Another early morning, another rainy day. When I was a kid, this was by far the best time of year. The air fairly hummed with excitement day and night. And there was football. We played it constantly, either touch in the street or tackle in somebody's backyard. We wore jerseys, if we had one, with our favorite player's number drawn on. The footballs were usually a bit deflated, softer than regulation. Early Sunday mornings, however, were torturous as most of us were not allowed out of the house to play until after church. Some of us went to church and some of us didn't, but there was still the unwritten rule that you didn't go to another person's house until the afternoon. Sometimes we went to church. It was horrible. Nothing about it made me happy. But mostly we didn't. Sunday morning t.v. was not kid stuff, so I relied on the sports page and the giant color cartoon section of the Sunday paper for entertainment. The cartoon page was only in color on Sundays.

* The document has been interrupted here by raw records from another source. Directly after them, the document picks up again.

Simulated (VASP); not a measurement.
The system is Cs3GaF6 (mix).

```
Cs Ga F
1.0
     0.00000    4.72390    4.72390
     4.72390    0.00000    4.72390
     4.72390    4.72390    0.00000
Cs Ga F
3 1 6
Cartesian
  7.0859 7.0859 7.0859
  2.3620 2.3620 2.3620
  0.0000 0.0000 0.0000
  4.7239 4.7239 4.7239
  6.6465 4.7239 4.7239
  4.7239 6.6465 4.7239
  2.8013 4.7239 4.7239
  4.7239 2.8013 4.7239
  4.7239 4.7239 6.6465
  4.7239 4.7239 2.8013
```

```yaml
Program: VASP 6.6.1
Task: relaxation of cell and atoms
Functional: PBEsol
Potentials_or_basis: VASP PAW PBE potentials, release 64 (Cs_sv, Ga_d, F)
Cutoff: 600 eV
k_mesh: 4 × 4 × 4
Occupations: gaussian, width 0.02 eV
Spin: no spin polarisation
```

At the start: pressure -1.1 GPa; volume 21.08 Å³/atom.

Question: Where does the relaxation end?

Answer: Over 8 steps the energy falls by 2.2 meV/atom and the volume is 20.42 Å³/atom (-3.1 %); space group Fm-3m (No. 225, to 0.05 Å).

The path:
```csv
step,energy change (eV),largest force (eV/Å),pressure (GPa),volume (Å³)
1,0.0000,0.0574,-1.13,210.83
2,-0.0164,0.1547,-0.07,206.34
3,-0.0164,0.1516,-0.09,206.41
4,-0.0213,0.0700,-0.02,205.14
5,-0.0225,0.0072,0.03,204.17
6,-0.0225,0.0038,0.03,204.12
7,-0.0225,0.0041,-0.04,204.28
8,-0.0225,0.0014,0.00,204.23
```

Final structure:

Of course, I was more interested in the sports page. There were photographs of the big college games, runners slipping through a gap in the line or throwing a stiff arm or plunging over a tackle into the end zone. There were photos of quarterbacks standing heroically tall against a charging defense or faking a handoff and hiding the ball to confuse the defense. There were photos of receivers making impossible one handed grabs, touching a foot down in bounds, body extended beyond belief. The photos would turn into mental movies and I would finish the play in my imagination, feeling the bodies collide, hearing the crowd.
Cartoons were always strange to me. There was no Superman or Batman or Flash or any of the superheroes. There was "Nancy," about a strange little girl. I could never figure out what that was supposed to be about. There was "Snuffy Smith," a cartoon about a bunch of hillbillies. I was never crazy about that one, either. Some, like "Moon Mullins" were just goofy. There were the "serious" cartoons like "Steve Canyon" and "Terry and the Pirates." "Little Orphan Annie" never interested me, nor did the political cartoon, "Pogo." As a kid, I never dreamed of being a soldier, and perhaps "Beetle Bailey" helped to seal that deal. "Peanuts" was o.k. though not so very ornate. I would save for last the only one I had any real interest at all, though I never fully took to it. "The Phantom" kind of freaked me out. He wasn't a superhero, but he wore a costume. He had no super powers whatsoever. He was sort of like Batman, I guess, but weirder. Ultimately, the cartoon page was just a giant color phantasmagoria.
There was nothing else to do otherwise but eat cinnamon buns and drink milk and rub my Silly Putty onto the cheap newspaper images to lift the ink. God knows what terrible chemicals were in that stuff (link). Getting antsy, I might toss my football from hand to hand or maybe run through pretend tacklers (in slow motion, of course, so I wouldn't get into trouble) until I crossed the threshold of the kitchen.
By noon, the state university college football highlight shows would air, so there was that. Old Lantern Jawed Coach Ray Graves would tell us how well the boys played in defeat in front of the hometown crowd, and the highlights led us to believe they had really won. Somehow, though, the final score never reflected the highlights of the day.
Finally, allowed to go play, I'd meet up with the boys for a pickup game. Sometimes the games were only two on two, but usually we'd have enough to make it seem that we had real teams. And then we'd head home for late lunches and NFL football, dirty, sweaty, stinky. We'd watch the games with our dads. Mine usually fell asleep in his recliner, but that was o.k. When the game was over, we all would meet up once again to play until dinner. Dusk came early and brought the whistles that signaled it was time to come home. Every dad had his own style of whistling, and when one of us heard his, there was the quick, "That's my dad. I gotta go," and then one by one, we'd each hear our own and answer with the shouted, "Coming."
Sunday dinners could be anything from grilled cheese sandwiches and tomato soup to wieners in sauerkraut. Sometimes my mother made a roast with potatoes and onions and carrots. I hated the carrots cooked and cried that I would eat a raw carrot but I couldn't eat them cooked. My pleas, however, would fall on deaf ears, and I would miserably swallow those on my plate without chewing to minimize the anguish.
After dinner, I would be forced to bathe, after which I would put on my pajamas and join the family in front of the t.v. for "The Ed Sullivan Show" and "Bonanza." But "Bonanza" was technically past my bedtime, and I didn't much enjoy it anyway, and before long I was in bed.
None of that will happen today. Well. . . Sunday dinner with mom, of course.
I wonder what the kid in the photograph remembers as his childhood. He turned twenty-two this week, I don't know him any more, so it will remain a mystery to me.
Time is a bandit, but in the end, it is what remains.